J: "How old were you when you finally got electricity?"
L: "I was about 12 years old when rural electrification came through the whole middle-west. That was a project of Franklin Rosevelt. Rural electrification was one of the major, major improvements for the farmer and for country people. Because now we could have running water, we had electricity in the houses.- Up until that time, we had to iron with sadirons, you know, the irons that you set on the stove and heated. In summertime we'd have to have this roaring hot fire."
A: "I saw some of the irons upstairs." L: "Those are the ones I learned to iron on."
A: "Don't they get hot?- The handles get hot?"
L: "No, there's a wooden handle that doesn't get hot. But that would get so hot on the stove, and then you'd hit this dampened clothes.- If it was too hot it would leave this big scorch mark on your shirts, your daddy's white shirt, and if it wasn't hot enough it wouldn't take any wrinkles out. So we were running back and forth all the time; as soon as the iron got cool, you'd set it back on this hot stove, and grab another one.- So you can imagine what it was like when it was a hundred degrees out, and we had this stove in the house going in order to heat those irons. So all of a sudden we had electricity, and my mother got an electric iron, she got an electric stove; we didn't have to have this heat in the house in the middle of summer. It made life so much easier for my mother. And we didn't have to pump; we had now a faucet where there was a pump before. And we converted a pantry into a bathroom! It didn't have a tub, because our house had never provided for a bathroom when they built it. So we converted the big walk-in pantry into a bathroom. So we were the only house I know of where the bathroom opened off the kitchen. All we had in there was a stall shower, and a toilet, and a sink, and a linen closet."

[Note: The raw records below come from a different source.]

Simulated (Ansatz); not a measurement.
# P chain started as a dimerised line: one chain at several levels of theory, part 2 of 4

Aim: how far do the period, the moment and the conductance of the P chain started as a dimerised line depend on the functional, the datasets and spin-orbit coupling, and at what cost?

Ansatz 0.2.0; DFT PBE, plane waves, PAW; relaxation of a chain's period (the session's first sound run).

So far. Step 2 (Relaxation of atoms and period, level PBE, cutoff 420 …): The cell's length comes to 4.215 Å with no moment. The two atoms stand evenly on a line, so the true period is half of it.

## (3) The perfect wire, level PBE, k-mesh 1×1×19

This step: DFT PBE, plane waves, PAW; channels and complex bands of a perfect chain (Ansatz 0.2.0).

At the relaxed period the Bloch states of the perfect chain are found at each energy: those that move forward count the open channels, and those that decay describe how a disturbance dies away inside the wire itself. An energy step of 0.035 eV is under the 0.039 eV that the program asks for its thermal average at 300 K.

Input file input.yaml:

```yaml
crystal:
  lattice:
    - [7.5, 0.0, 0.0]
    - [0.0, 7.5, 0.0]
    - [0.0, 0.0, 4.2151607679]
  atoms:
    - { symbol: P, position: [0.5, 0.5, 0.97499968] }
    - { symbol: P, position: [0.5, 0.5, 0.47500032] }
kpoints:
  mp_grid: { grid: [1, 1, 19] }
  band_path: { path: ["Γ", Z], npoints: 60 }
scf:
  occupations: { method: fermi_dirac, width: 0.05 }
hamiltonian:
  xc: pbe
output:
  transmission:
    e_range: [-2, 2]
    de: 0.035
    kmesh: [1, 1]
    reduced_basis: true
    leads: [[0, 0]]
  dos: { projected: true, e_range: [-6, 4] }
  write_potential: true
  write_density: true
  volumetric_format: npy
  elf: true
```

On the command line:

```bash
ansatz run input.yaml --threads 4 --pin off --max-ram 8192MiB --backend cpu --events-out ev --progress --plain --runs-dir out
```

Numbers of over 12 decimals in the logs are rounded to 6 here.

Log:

A: "Did you have an outhouse, or another bathroom?"
L: "We did.- We had an outhouse up until that time, but of course, once we got the indoor plumbing, they got rid of that old, outdoor, backhouse."
J: "Did you go out there in the winter time?"
L: "At any time.-I mean, of course.- At night we would have chamber pots.- And we'd have this big old chamber pot with a lid -that sat up in my mom and dad's bedroom.- We kids would come in, and use the chamber pot and slam the lid back on.- And then it was my job to empty that chamber pot every day!- And that wasn't so much fun; I'd to take it out no matter what the weather; I'd have to take it out to the old backhouse, the old privy out in the back, and dump it.- Well, that was primitive, but everyone-then else lived the same way."

A: "Did your brothers and sisters ever get any unpleasant chores also?"
L: "Well, my brothers all had to work very hard.- They had to get up in the morning and before they could have breakfast, they had to go out to the barn and milk the cows. A farmer always took care of his animals and fed them before he fed himself. They all had to get up, no matter how cold it was, whether it was snowing, or what, and go out to the barn, bundle up and go out to the barn and milk. And feed the horses, and calves, and then the pigs had to be fed. And when they got all those chores done, they could come in and have breakfast. And the only thing we ever had for breakfast, was oatmeal; and bread."
A: "Did you have anything on your oatmeal?"
L: "Oh, sure.- We had sugar and milk."
J: "Did you ever have any fruit for breakfast, or anything?"
L: "Never had any fruit.- Never had eggs or bacon."
J: "You never ate your eggs?"
L: "No, my mother cooked eggs like - and I found this after I went to Germany - I found that she cooked just exactly like they still cook eggs in Germany. She would take a skillet; have it scalding hot, an inch of bacon fat in it and drop an egg in it. And all the edges would crisp and curl up, you know, in all that fat; it was like french-frying an egg. And I didn't like eggs, once in a while my dad would eat an egg, but I didn't like those kind of eggs. I never tasted an egg cooked the way we cook eggs today, until I left home, in California."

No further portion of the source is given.